A supply chain is established when there is an integration of operations across its constituent entities, namely, the suppliers, partners, and business customers (Narasimhan & Mahapatra, 2004). It is an observation that individual firms compete as integral parts of supply chains in the global markets. Moreover, the evolution of information technology (IT) has particularly generated growing attention on searching for ways to improve product quality, customer services, and operation efficiency and remaining competitive by supply chain collaboration. As noted by Strader, Lin, and Shaw (1999), “. . .there has been a general movement towards organizing as partnerships between more specialised firms or business units as IT enables the costs of coordination decrease” (p. 361), implying the impact of IT and potential advances of supply chain management (SCM). A number of researchers and practitioners have, therefore, devoted their efforts to various approaches to manage the constituents and activities of a supply chain since the early 1980s. Yet conceptually, the management of supply chains has not been well organised or understood. Academia has continuously highlighted the necessity for clear definitional constructs and frameworks on SCM (Croom, Romano, & Giannakis, 2000; New & Mitropoulos, 1995; Saunders, 1997).

However, SCM research, which draws on industrial economics, information systems, marketing, financing, logistics and interorganisational behaviour, has a fragmented nature and lacks a universal model. Hence, what we set out to construct in this chapter are the general theoretical and managerial domains of SCM, thereby, attempting to contribute to the development of such discipline. The literature is surveyed to identify the cognitive components of the current subject, as it is a key question for any applied social research that concerns the strategic approach taken to its mapping (Tranfield & Starkey, 1998).

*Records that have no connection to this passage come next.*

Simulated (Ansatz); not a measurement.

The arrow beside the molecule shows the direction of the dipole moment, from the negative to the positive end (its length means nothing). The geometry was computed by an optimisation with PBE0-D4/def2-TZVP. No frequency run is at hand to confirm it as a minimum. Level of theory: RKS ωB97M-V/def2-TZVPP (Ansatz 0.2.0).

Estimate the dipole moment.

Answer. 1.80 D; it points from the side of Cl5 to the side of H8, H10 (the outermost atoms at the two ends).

Theoretical models are needed in order to inform the understanding of the supply chain phenomena. An illustration of industrial dynamics in Forrester’s (1958) model in fact instantiates the possibility of such applications that aid the comprehension of material flows along the supply chain. Further, it has remarkably laid the foundation for subsequent advancement of supply chain analyses and understandings (e.g., Min & Zhou, 2002; New & Payne, 1995; Sterman, 1989; Towill, Naim, & Wilker, 1992). SCM is not only concerned with the extraction of raw materials to their end of useful life, it also focuses on how firms utilise their suppliers’ processes, technology, and capability to enhance sustainable competitive advantage (Farley, 1997). When all organisational entities along the supply chain act coherently, operation effectiveness is achieved throughout the systems of suppliers. Cooper, Ellram, Gardner, and Hawk (1997) advocate such a concept, and further indicate that much of SCM literature is predicated on the adoption and extension of extant theoretical concepts.

Our chapter is not so much a critical review of the literature as a taxonomy with which to map the subsequent research. In this context, it is our intention to try to provide a framework for conducting a project of supply chain management.